On 27.09.2010, at 11:13, Alexander Graf wrote:

> 
> On 27.09.2010, at 10:38, Avi Kivity wrote:
> 
>> On 09/19/2010 06:28 PM, Avi Kivity wrote:
>>> On machines without monitor/mwait we use an sti; hlt sequence to atomically
>>> enable interrupts and put the cpu to sleep.  The sequence uses the "interrupt
>>> shadow" property of the sti instruction: interrupts are enabled only after
>>> the instruction following sti has been executed.  This means an interrupt
>>> cannot happen in the middle of the sequence, which would leave us with
>>> the interrupt processed but the cpu halted.
>>> 
>>> The interrupt shadow, however, can be broken by an nmi; the following
>>> sequence
>>> 
>>>   sti
>>>     nmi ... iret
>>>     # interrupt shadow disabled
>>>     intr ... iret
>>>   hlt
>>> 
>>> puts the cpu to sleep, even though the interrupt may need additional processing
>>> after the hlt (like scheduling a task).
>>> 
>>> sti is explicitly documented not to force an interrupt shadow; though many
>>> processors do inhibit nmi immediately after sti.
>>> 
>>> Avoid the race by checking, during an nmi, if we hit the safe halt sequence.

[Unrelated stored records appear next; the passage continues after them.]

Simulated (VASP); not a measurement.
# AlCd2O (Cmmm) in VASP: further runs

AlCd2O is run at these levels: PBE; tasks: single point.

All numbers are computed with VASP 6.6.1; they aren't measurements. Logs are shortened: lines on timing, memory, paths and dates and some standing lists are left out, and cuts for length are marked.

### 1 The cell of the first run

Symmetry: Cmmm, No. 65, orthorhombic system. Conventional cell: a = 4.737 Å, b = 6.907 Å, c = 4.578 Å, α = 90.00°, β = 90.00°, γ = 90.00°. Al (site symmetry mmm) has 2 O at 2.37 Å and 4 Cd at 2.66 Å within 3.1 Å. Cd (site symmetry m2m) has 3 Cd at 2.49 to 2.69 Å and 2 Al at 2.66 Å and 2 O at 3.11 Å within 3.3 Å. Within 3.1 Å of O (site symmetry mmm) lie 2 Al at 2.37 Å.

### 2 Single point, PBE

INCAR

>>> If we did, increment the instruction pointer past the hlt instruction; this
>>> allows an immediately following interrupt to return to a safe place.
>>> 
>>> Signed-off-by: Avi Kivity<avi@...hat.com>
>> 
>> Ping.
> 
> Wow, this is incredibly ugly :). Can't we just mask NMIs when the interrupt shadow is active?

Yeah, that's me writing without thinking. So this means that the race can also happen on real hardware?